A test for de Villiers and an inconsistent South Africa
The childhood game of being able to make believe is considered a useless skill later in life but maybe it isn't. People deploy it in many situations: mock job interviews or preparing to tell a loved one something important by acting it out in front of the dog first. In the case of the South African cricket team, they could use it by imagining the fifth ODI against Pakistan is a World Cup final.
In a few ways, it could be. It's a winner-takes all situation, the teams have been at it for the last few weeks so the competition has been sustained and public expectation is high. When South Africa have been faced with exactly the same set of conditions during a World Cup, they have never come out successfully.

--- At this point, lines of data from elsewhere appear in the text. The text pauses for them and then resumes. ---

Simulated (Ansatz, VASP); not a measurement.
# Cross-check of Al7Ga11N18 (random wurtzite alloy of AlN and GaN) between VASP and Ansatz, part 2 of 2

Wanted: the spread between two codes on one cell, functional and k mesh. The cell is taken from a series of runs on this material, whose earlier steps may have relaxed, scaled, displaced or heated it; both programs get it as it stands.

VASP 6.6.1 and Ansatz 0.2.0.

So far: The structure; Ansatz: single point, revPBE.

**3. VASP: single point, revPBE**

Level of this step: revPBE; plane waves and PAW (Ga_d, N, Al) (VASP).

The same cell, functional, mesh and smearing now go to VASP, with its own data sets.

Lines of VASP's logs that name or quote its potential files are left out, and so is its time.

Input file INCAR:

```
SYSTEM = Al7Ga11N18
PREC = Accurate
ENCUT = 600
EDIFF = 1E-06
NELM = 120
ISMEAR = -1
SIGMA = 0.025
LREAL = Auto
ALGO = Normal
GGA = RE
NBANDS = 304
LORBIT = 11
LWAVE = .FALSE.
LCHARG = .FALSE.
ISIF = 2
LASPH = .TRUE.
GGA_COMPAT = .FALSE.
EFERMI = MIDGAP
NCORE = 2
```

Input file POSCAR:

But in bilateral series they have had little trouble. Three times over the last three years, South Africa have entered the final match level with their opposition and twice they've won, against India and Pakistan in 2010 and 2011 respectively. Both times it was spoken about as proof that they are not chokers. Still, it did not translate into success at the World Cup.
That's why the outcome in Benoni could have no bearing on the upcoming Champions Trophy or South Africa's state of mind going into it. If they lose, they will probably have less to live up to in England and if they win, it will be a case of more of the same unless they can go on to claim silverware in June.
Where it can make a difference is by testing AB de Villiers' captaincy and the collective capacity of the squad to pull together when it matters. Consistency is out of the window, as a unit and individually, as no-one except de Villiers himself has had a decent run.
De Villiers' showings with the bat are not a reflection on his leadership as he still appears uncertain despite saying he is settling in. He has made too many questionable decisions, most recently getting Colin Ingram to bowl the over that handed Pakistan the advantage in Durban. He changes fields too often and even needlessly, and is sometimes at loggerheads with the bowlers about where they want their men.
De Villiers admitted that he needed time to establish a style of leadership - understandable given the amount of time Graeme Smith spent in the position- but that has surely run out. South Africa will go into a major tournament with a leader who is still uncertain unless he finds himself in seven hours on Sunday.
He could, because the same Smith who has acted as an advisor so far has been ruled out of the final match so de Villiers will need to the job mostly on his own. David Miller thinks he will have some help, though. "Graeme's record and his personality speaks for itself. He is a great role model to many of us but there are also many other senior guys who can fill that spot."
In reality, there are not that many. Hashim Amla is one but he is a reluctant leader, Dale Steyn is another but spends a lot of his time getting hot-headed and then cooling down. Robin Peterson is perhaps the closest to an old hand and how he and the other two support de Villiers will be important, not just with ideas in the field but the way they perform.
So far, South Africa have not had enough from the key players to be comfortable. The main batsmen, Amla, Ingram, and to a lesser extent, Farhaan Behardien, have had one good score sandwiched between sub-standard performances. The bowlers have been impressive in patches - Lonwabo Tsotsobe's opening spells, Rory Kleiveldt's occasional squeezing, and Ryan McLaren's slower-ball bouncer - but they have not consistently threatened. Catches have been dropped in between magical saves. On the whole, they have been a little hit and miss.
What de Villiers wanted from the squad at the start of the series was a straight-line graph. He spoke about establishing a unit that could perform at a certain level for a period of time. What he's got are peaks and troughs but that is not a crisis.
Many pundits believe that a reliable ODI unit is not as a good as one that can up its game at the right time and one need look no further than South Africa as evidence of that. They spend the years in between World Cups clearing away most who come in their path but cannot repeat that in the few weeks over which the ICC event is played. Few can understand why.
Is it because they spent too much effort on the build-up so that they lack freedom once the actual tournament comes around? Is it because they don't understand how to make spur-of-the-moment decisions under intense pressure? Is it because others are just better on the day?
Pakistan may agree with the final argument, especially as they were the team to knock South Africa out of two World T20s and have a reputation for being a side that could win a World Cup final tomorrow, on the moon, if they felt like it.
"When they see a bit of sunlight at the end of the tunnel, their tails seem to wag," Miller said. That tunnel could be a long tour like this one or a major tournament and Miller seemed to suggest that when Pakistan sense there is a way for them to get in and achieve something, they do. Just like that.
That hunch has evaded South Africa and there seems to no secret way to develop it. Apart from maybe making believe that Benoni is Birmingham, while remembering, somewhere in the very back of their minds, that it is not.